A New York federal judge Friday ordered Venezuela's state-owned oil firm Petróleos de Venezuela SA to pay $2.86 billion to bondholders, after ruling last month that defaulted Venezuelan bonds were validly issued under the South American country's laws.
U.S. District Judge Katherine Polk Failla also entered a final judgment dismissing, with prejudice, the oil firm's lawsuit against MUFG Union Bank NA, as trustee for the bonds, and GLAS Americas LLC, as collateral agent.
In doing so, Judge Failla said that there was "no just reason for delay."
The oil firm, known as PDVSA, had sued Union Bank and GLAS Americas in 2019, seeking to have the court declare that certain notes issued following a bond swap transaction were invalid and illegal and thus unenforceable.
In 2020, the district court leaned on New York state law to determine the bonds' validity and granted summary judgment in favor of Union Bank and GLAS Americas.
But after New York's highest court determined in early 2024 that Venezuelan law governed the bonds' validity, the Second Circuit remanded the case to the district court in July of that year to determine whether the bonds were still valid under Venezuelan law.
Last month, Judge Failla ruled that the bonds "were and are valid" following an "exhaustive review of Venezuelan law." Judge Failla again granted summary judgment in favor of the financial firms.

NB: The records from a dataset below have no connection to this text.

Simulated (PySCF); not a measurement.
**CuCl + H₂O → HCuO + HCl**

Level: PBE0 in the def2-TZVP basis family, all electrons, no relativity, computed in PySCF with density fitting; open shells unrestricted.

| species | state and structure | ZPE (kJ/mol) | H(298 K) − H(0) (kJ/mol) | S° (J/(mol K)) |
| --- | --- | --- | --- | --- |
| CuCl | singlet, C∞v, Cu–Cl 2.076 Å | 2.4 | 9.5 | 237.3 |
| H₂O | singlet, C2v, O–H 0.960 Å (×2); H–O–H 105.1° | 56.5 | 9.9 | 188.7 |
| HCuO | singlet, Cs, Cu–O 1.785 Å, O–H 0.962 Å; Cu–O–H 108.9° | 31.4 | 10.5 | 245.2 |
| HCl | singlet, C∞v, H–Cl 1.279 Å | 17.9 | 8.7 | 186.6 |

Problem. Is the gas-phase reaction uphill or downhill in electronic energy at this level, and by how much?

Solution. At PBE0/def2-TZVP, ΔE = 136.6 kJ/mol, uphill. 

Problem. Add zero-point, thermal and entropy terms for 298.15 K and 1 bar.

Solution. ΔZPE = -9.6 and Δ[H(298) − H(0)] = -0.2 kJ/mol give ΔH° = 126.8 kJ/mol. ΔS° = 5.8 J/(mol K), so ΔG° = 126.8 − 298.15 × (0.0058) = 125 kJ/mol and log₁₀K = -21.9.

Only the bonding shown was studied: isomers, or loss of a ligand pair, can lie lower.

Venezuela had argued earlier this year that the bonds issued by Venezuelan President Nicolás Maduro's administration are illegal because they pledged as collateral a 50.1% stake in Citgo Holding Inc., the parent company of Citgo Petroleum Corp. Citgo Holding, which is Citgo's only shareholder, is wholly owned by PDV Holding, a PDVSA subsidiary.
The Venezuelan National Assembly claims that Maduro improperly failed to obtain its permission before potentially exposing Citgo to creditors.
PDVSA is currently under the control of an ad hoc administrative board appointed by former opposition leader Juan Guaidó.
On Thursday, Union Bank, GLAS and PDVSA told Judge Failla in a letter that they agreed the court should enter a partial final judgment that dismisses PDVSA's complaint, while granting summary judgment on seven counterclaims Union Bank and GLAS had lodged and reserving judgment on four others.
The parties said that they, however, disagreed whether the final judgment should include the amount of fees to which Union Bank and GLAS may be entitled to under their 11th counterclaim asserting breach of contract and indemnification of fees, costs and expenses.
Union Bank, for whom U.S. Bank National is the successor trustee, and GLAS told Judge Failla that as of Thursday, the judgment was worth $2.86 billion, with over $600,000 of prejudgment interest accruing each following day.
They said that PDVSA and its subsidiary PDVSA Petróleo are liable for "fees, disbursements, and expenses, including reasonable attorneys' fees," which they said "at this point total in the tens of millions of dollars."
"The trustee and the collateral agent have been litigating this case for almost six years, during which time they and the 2020 bondholders have been forced to advance tens of millions of dollars in fees and expenses, despite PDVSA and PDVSA Petrόleo's obligation to pay those fees and expenses," Union Bank and GLAS said. "The trustee and collateral agent are entitled to a judgment for these out-of-pocket fees and expenses now, and such a judgment is likely to minimize further proceedings in this court in the future."
PDVSA, meanwhile, told Judge Failla that the court, much like it did in its 2020 ruling, should defer adjudication of the requested attorney fees until after PDVSA's appeal. PDVSA filed a notice on Friday that it was appealing to the Second Circuit.
"This court ruled at the time that 'deferring consideration of the fee petition pending the outcome of plaintiffs' appeal will better conserve both judicial and party resources,'" PDVSA said in the letter. "That conclusion holds equally true today, and defendants offer no persuasive reason to deviate from this court's considered judgment."
Judge Failla on Friday granted PDVSA's request to defer a determination of attorney fees and expenses until the conclusion of any appeal.
In the judgment, Judge Failla said that PDVSA and PDVSA Pétroleo are jointly and severally responsible for the $2.86 billion.
Judge Failla said that PDVSA and PDVSA Pétroleo are also to pay over $609,000 in interest each day after Friday, with that amount changing at later dates.
The bondholders are represented in the litigation by trustee MUFG Union Bank NA and collateral agent GLAS Americas LLC.
MUFG Union Bank and GLAS Americas are represented by Jeff Recher, Paul Paterson, Roberto Gonzalez and Andrew Rosenberg of Paul Weiss Rifkind Wharton & Garrison LLP and Chris Clark, Virginia Tent, Brian Burns and Andrew Rodgers of Clark Smith Villazor LLP.
Petróleos de Venezuela SA and its subsidiary, PDVSA Petróleo SA, are represented by Paul Hastings LLP.
PDVSA subsidiary PDV Holding Inc. is represented by Willkie Farr & Gallagher LLP.
Venezuela is represented by Munger Tolles & Olson LLP.
The case is Petróleos de Venezuela SA et al. v. MUFG Union Bank NA et al., case number 1:19-cv-10023, in the U.S. District Court for the Southern District of New York.